"The desert will rejoice and bloom like a Wildflower"
Isaiah 35:1

sleep sound in Jesus

A hard night. This evening Isabella came down with a fever and sore throat. She finished her antibiotics 2 days ago, so we are going to start her back on another round. Please pray for healing.

So, the last few nights Tahlia has been sleeping in our bed with all three of us (the room has one King size bed). But, its been very hard to get a good nights sleep with her next to us. She rolls around a lot, and I am so afraid one of us are going to roll on her. Plus, Isabella is not really getting good night sleeps because every time Tahlia cries, either she or I will pull her onto her chest to soothe her back to sleep. Isabella will usually get to her before I will….she is such a good big sissy. We must have woken up 6 times last night with wondering who had her…I felt very confused…and, I didn’t feel like any of us were getting good sleep….even the baby.

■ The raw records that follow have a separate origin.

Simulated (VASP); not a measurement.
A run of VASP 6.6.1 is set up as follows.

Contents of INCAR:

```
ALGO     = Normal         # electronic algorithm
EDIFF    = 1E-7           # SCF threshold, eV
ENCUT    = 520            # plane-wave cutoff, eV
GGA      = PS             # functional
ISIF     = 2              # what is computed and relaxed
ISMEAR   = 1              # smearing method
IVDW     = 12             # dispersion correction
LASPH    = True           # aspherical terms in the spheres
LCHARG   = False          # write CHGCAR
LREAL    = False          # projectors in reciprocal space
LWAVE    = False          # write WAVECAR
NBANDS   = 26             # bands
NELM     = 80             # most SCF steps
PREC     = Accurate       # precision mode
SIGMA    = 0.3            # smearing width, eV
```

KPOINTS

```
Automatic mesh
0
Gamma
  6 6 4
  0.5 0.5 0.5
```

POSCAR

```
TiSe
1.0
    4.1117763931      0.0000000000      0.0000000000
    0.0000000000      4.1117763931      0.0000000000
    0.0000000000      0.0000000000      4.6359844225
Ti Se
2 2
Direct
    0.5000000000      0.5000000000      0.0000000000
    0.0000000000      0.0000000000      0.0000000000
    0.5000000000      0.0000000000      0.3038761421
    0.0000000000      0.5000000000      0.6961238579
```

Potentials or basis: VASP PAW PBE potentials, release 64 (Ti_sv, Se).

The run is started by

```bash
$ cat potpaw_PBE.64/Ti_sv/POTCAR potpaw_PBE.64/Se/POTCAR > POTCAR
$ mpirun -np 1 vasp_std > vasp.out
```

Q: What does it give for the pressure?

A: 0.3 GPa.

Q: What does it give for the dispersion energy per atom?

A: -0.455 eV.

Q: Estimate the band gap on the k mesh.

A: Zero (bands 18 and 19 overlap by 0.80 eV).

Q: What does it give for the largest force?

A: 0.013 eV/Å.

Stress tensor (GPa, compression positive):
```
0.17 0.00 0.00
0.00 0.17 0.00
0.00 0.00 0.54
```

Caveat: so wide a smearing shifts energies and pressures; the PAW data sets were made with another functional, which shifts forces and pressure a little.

Well, tonight when it was time for us all to go to sleep, she cried because she didn’t want to lay down in bed. And, I thought “the crib is a safer place for you” and this was a good night to try it out. haha….easier said than done!! It was like “gotcha day” all over again….by the look of her aweful tearful, slobbery and sad face!! For this momma’s heart, it was aweful! But, I had a peace about staying the course and pressing on. With a tearful heart, I would sing to her, lay her back down as she tried to climb out (over and over again), and rub her back….then if she got too hysterical, I would pick her up, rock her a few minutes and lay her back down. I sat in a chair next to her and kept telling her “momma is here, I am not going to leave you…I am here” I prayed for peace to fall over her. I prayed for peace to continue to flood my mind, as I had to witness those tearful eyes looking in my eyes as if to say “why won’t you get me out of here?” Finally, when I was about to give up, I prayed…and, the Lord laid an idea on my heart!

When my bio kids were all babies I would play this cd: Sleep Sound in Jesus by Michael Card.
for each of them to go to sleep. It was our nightly tradition….each song was a lullaby filled with prayers for their dreams and life. Its my absolutely favorite lullaby cd. But, we haven’t played it since Ashy was 3 years old. Now, they listen to other music while going to bed. So, I had forgotten about it…. till tonight, that is. I broke out the computer and downloaded the mp3 cd on Amazon cloud and just started playing it w/in 2 minutes….(thank God for modern technology) because as soon as it started to play she laid right down and started sucking her fingers and surrendered almost immediatley to sleep.

It was almost instantaneous. I was so thankful. I had to take a picture to document God’s answer to my prayer. My heart was so sad to watch her go through such agony, it hurt me….but, I knew it was for her best…she wasn’t safe in that big bed with all of us.
My prayer is for her to “sleep sound in Jesus” and for her to have the peace to know that momma will still be here when she wakes up, that I will not ever leave her, ever…may she know that she will always be loved.

lyrics:

Sleep sound in Jesus my baby, my dear,

Angels are watching they keep you so near.

Know for His sake you’ll be safe for the night,

Sleep sound in Jesus, I’ll turn out the light.

Sleep sound in Jesus, sweetheart of my heart,

The dark of the night will not keep us apart.

When I lay down in your bed for the night,

He holds you gently till morning is light.

Sleep sound in Jesus, the angels are here,

They’re keeping watch so there’s nothing to fear.

Against any foe they are ready to fight,

So sleep sound in Jesus, I’ll turn out the light.

Mommy, Daddy, Grandparents, Aunts & Uncles

Hugs From Heaven

When you feel a gentle breeze

Caress you when you sigh

It’s a hug sent from Heaven…..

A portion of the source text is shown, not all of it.